I'm trying to solve a problem but I'm stuck. Maybe someone can help me.
I will denote every metric on every metric space by $d$ and I will use closed balls, denoting them with the letter $B$, so for $x\in X$ and $r>0$ $$B(x,r)\colon=\lbrace y\in X\:\colon \: d(x,y)\leq r\rbrace.$$ To the problem: let $X$ be a metric space and let $V$ be a compact ball inside a Carnot group $G$, endowed with the usual CC metric. Assume that there exists a quasi-symmetric homeomorphism $f\colon V\longrightarrow X$.
Question: Are small enough balls in $X$ connected? That is, does there exists a constant $K>0$ such that all balls of radius $\leq K$ in $X$ are connected?
Intuitively I think that the answer should be yes: $V$ is a closed ball inside a Carnot group and therefore is compact, connected, simply connected i.e. very nice. $X$ not only is homeomorphic to $V$ but it's also quasi-symmetrically equivalent to it. It cannot be that ugly, right? All the "bad cases" I can think of do not have compact boundary.
I tried using that quasi-symmetric maps on uniformly perfect spaces are $\alpha$-Hölder continuous for some $\alpha\in (0,1]$:
$\textbf{Lemma:}$ Suppose that $X$ is a bounded and uniformly perfect metric space. Let $f\colon X\longrightarrow Y$ be a quasisymmetric homeomorphism. Then there are constants $A,B\geq 1$ and $\alpha\in (0,1]$ such that $$ \frac{1}{A}d(x,y)^{1/\alpha}\leq d(f(x), f(y))\leq Bd(x,y)^\alpha.$$
Since connected spaces are uniformly perfect we can apply this to our situation to obtain that for every closed ball $B(x,r)$ there is a connected set $U$ and a constant $D$ such that $$ B(x,\frac{1}{D}r^{1/\alpha^2}) \subset U\subset B(x,r).$$ I'm not sure this is the right approach as I can't make any progress from here. I'm aware that since the metric space is compact, it would be enough to show that the closure of each open ball is the closed ball with the same radius, in order to say that balls are connected. But I couldn't show this and I don't even expect every ball to be connected..

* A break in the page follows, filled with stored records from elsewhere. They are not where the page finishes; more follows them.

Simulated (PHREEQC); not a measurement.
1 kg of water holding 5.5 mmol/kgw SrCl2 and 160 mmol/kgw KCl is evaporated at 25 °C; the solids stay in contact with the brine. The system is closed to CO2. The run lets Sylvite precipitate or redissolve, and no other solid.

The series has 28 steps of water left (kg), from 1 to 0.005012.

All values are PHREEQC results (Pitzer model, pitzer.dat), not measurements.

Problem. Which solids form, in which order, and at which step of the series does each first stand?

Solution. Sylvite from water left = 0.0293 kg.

Does anyone have other ideas that I can try? Thank you very much!
This is not true even in the simplest case when $G=\mathbb{R}$ and $f$ is not just quasisymmetric but bi-Lipschitz.
I will take my ball to be the interval $[0,1]$ in $\mathbb{R}$ and take $X$ to be the graph of a Lipschitz function $g:[0,1]\rightarrow\mathbb{R}$. Then then the downward projection from $X$ (the graph of $g$) to $[0,1]$ is the bi-Lipschitz map $f$.
Now I define my Lipschitz function $g$ as follows:
So, e.g., $g(1/2)=0$, on $[1/2, 3/4]$ $g$ rises with slope 4 so that $g(3/4)=1$, then on $[3/4,1]$ $g$ descends with slope $4$ back to zero. It does the same thing (scaled down) on each dyadic interval.
It's clear that $g$ is lipschitz with lipschitz constant $4$.
Let $X$ be the graph of $g$ (with the ambient metric from the plane).
For each $n$, consider the closed ball $\overline{B}((2^{-n},0),2^{-(n+1)})$. None of these are connected, since they each contain the two "base points" of the tent to their left, but not the "peak" of the tent.
For example, $\overline{B}((1,0), 1/2))$ contains $(1/2,0)$ and $(1,0)$, but these are in different connected components of the ball, since the ball does not contain the peak $(3/4,1)$.
(I think pictures would make this clearer but I'm not good at drawing pictures without a lot of effort.)
On the positive end, I think for your original question one could say something like "$X$ is bi-Lipschitz equivalent to a space in which all sufficiently small closed balls are connected".